It was Aristotle who asserted that the state “aims at being, as far as it can be, a society composed of equals and peers” which seeks to “secure a system of good laws well obeyed” (Starr, 46). Aristotle also classified man as a social animal destined to live among other humans in a polis, but the idea of moral virtue that drove him to communal living was a slow, gradual process that was part and parcel of the Greek epoch. Despite Aristotle’s (and, to a lesser degree, Plato’s) protestations to the contrary, the poleis were not manifestations of a civic utopia, which became clear during the ruinous war between Athens and Sparta. “The war revealed the main defect of the polis as a political unit: its exclusiveness and narrow self-interests” (Richards, 2001). The city-states may have conferred social order but the chaos and violence that characterized the idea of morality during the Mycenaean era was still very much in evidence between poleis, reinforcing the proposition that virtue was not just an intrinsic social trait but the produce of social experimentation.

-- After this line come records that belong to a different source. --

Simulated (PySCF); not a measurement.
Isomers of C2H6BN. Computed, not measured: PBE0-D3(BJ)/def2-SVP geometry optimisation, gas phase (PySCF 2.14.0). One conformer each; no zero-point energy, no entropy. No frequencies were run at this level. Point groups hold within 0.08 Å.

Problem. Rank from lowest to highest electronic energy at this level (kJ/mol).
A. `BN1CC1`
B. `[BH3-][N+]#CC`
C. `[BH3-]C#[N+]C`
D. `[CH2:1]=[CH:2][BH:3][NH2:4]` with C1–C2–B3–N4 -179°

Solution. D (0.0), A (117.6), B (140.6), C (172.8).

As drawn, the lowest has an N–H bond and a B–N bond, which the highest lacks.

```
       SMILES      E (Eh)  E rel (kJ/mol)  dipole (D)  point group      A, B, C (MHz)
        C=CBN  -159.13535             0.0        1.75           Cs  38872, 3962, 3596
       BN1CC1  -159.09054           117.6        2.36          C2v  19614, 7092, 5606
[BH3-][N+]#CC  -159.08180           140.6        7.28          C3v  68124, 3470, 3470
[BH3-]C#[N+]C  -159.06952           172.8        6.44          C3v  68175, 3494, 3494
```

The development, or perhaps formalization, of the concept of personal morality was another subject of abiding interest to the ancient Greeks. Adopting a broad perspective, Plato and his successors were concerned with the individual’s virtuous personal development, which they saw as an important element in the moral integrity of the state. In the Symposium, Plato contends that the love of wisdom is love in its most elevated form, a credo aimed at fostering an enlightened community and avoiding the degrading physical, animal condition in which pre-communal man lived. It was Plato’s argument that to use another human being for sexual gratification is innately immoral, except within the convention of marriage, which is an ideal
scenario in that it unites the twin “blessings” of friendship and reproduction (Louden and Schollmeier, 171). ( It is within this ethic that Plato condemned the physical act of homosexuality.) This argument is frequently referred to in modern-day jurisprudence and exists as one of the most lasting and influential philosophical legacies from ancient Greece. Plato’s conception of morality continues to wield considerable influence in the ongoing debate over human sexuality. Modern-day constraints on sexual liberty can be seen as a carry-over from Plato’s admonition to see physical attraction as an attraction to Beauty itself.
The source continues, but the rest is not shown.